Computerworld

CoreDNS joins Kubernetes, Prometheus, and Envoy

The plug-in powered DNS server for Kubernetes becomes the fourth open source project to reach graduation status under the CNCF

CoreDNS, the DNS server created to serve as support infrastructure for Kubernetes, has been “graduated” by the Cloud Native Computing Foundation, sustainers of Kubernetes and other open source technology for building modern clouds.

The graduated status is a green light to anyone deciding whether to make CoreDNS a significant part of their Kubernetes deployment or other infrastructure, or to use CoreDNS to replace older, antiquated, or less flexible DNS servers.

A “graduated” project, in CNCF terms, is one that demonstrates “thriving adoption, diversity, a formal governance process, and a strong commitment to community sustainability and inclusivity,” according to CNCF’s statement. In plainer English, it means CoreDNS is likely to enjoy a long development lifetime with support from many quarters.

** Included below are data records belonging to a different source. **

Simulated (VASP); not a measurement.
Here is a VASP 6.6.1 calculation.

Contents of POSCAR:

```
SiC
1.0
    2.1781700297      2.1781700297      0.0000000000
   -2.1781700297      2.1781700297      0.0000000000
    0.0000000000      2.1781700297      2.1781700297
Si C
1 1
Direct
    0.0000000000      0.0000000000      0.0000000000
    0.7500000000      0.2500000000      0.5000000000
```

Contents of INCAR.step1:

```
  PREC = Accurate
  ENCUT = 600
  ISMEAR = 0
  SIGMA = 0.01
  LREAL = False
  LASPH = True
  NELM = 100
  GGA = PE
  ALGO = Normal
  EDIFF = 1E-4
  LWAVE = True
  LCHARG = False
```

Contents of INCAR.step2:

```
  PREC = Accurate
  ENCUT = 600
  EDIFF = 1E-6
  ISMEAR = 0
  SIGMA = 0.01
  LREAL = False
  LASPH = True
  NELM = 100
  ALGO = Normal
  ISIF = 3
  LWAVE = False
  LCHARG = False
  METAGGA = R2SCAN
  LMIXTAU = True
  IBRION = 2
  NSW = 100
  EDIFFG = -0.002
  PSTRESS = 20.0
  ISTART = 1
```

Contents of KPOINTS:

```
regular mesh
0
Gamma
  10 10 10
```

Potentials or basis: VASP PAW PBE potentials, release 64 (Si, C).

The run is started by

CoreDNS, originally created in 2016 and written in Go, was developed to become the default DNS server component for Kubernetes. Nonetheless, CoreDNS can work as a drop-in replacement for most conventional DNS servers. Its extensibility and flexibility, by way of a plug-in architecture, allows it to integrate with Kubernetes by providing Prometheus monitoring metrics. Its core is also multithreaded, as opposed to the single-threaded design used by some other DNS servers (such as Kube-DNS).

The thumbs-up from the CNCF should assure all of those who build infrastructure atop CoreDNS will not be left hanging in the long run. In addition to being open source, CoreDNS is architected to be a useful building block for any infrastructure. For instance, CoreDNS deploys as a single binary with no dependencies except for its configuration file.